Heather Wright/The Independent

Dawn-Euphemia Mayor Al Broad says a massive project to merge 36 conservation authorities into seven may actually end up slowing approvals for housing.

The Minister of the Environment announced the plan in October saying it would streamline services and provide better customer service while standardizing practices across the province.

The new Ontario Provincial Conservation Agency is to coordinate the new rules for the regional authorities, Minister Todd McCarthy said. The province plans to have the new bodies in place by October 2026, just after the municipal election.

Conservation authorities are managed by boards of municipal councillors. They were caught off guard by the news. Broad was among municipal leaders part of an online information session recently. He wanted to know what the municipal role on the new regional boards will be and how the province plans to streamline services and save municipalities money as they have said.

Broad told Lambton County councillors Wednesday the information session didn’t provide a lot of answers.

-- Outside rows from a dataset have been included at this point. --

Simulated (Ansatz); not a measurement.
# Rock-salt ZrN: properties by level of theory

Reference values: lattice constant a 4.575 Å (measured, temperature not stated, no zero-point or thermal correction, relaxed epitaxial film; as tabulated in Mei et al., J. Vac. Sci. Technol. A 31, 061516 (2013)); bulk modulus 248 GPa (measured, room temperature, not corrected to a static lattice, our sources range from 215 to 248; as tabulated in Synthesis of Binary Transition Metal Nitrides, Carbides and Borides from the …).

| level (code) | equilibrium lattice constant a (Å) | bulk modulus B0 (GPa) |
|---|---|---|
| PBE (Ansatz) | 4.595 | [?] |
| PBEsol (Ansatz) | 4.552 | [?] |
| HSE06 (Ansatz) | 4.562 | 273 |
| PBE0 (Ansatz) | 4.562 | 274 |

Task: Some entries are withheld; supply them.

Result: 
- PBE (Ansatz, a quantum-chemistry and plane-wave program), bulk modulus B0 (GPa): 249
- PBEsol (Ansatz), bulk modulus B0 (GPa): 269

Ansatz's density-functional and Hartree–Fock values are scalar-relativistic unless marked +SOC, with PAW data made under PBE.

“I can’t imagine how you can move from 36 CAOs down to seven without having to pay severance packages,” Broad told reporters. “Plus there’ll be a bunch of middle management that I would assume won’t be required, and that’s going to also require severence; so I don’t see how they can save money with that situation.

“The other part that I don’t understand is they say they want to unite all the rules and regulations, but they’ve given absolutely no direction on how they’re going to do that.”

Broad asked, and county councillors agreed, to send a letter to the Premier and the Minister of the Environment to put the mergers “on hold” until more information is shared.

Broad told reporters he’s not sure how this change will improve service to residents looking for permissions to build homes.

“They (provincial officials) have said all the facilities are going to remain, all the staff is going to remain, making those decisions. I don’t understand how that’s going to improve on the actual timeframe to get a permit approved,” he said

“I think the province doesn’t like the delays on some of these permits and they think somehow this is going to change things. And I see where it could actually do the opposite, where it could actually extend the amount of time for these permits to get approved,” Broad said.

In Plympton-Wyoming, Councillor Kristen Rodrigues – the current vice-chair of the St. Clair Region Conservation Authority – also has concerns.

She’s confused why the St. Clair Region would be linked to others along Lake Erie. Conservation authorities were set up to manage specific watersheds. Rodrigues says the St. Clair Region is linked to Lake Huron, with the southern Lake Huron shoreline region already under the jurisdiction of the SCRCA.

Rodrigues, in a motion passed by Plympton-Wyoming council, says the water systems between the two Great Lakes are different. Connecting St. Clair to Lake Huron is “more logical and environmentally appropriate framework that respects existing watershed divides and supports effective, locally informed environmental stewardship.”

The motion, which is being sent to the Environmental Registry of Ontario, also asks the province to have meaningful consultation with municipalities, the authorities and Indigenous communities before finalizing any changes.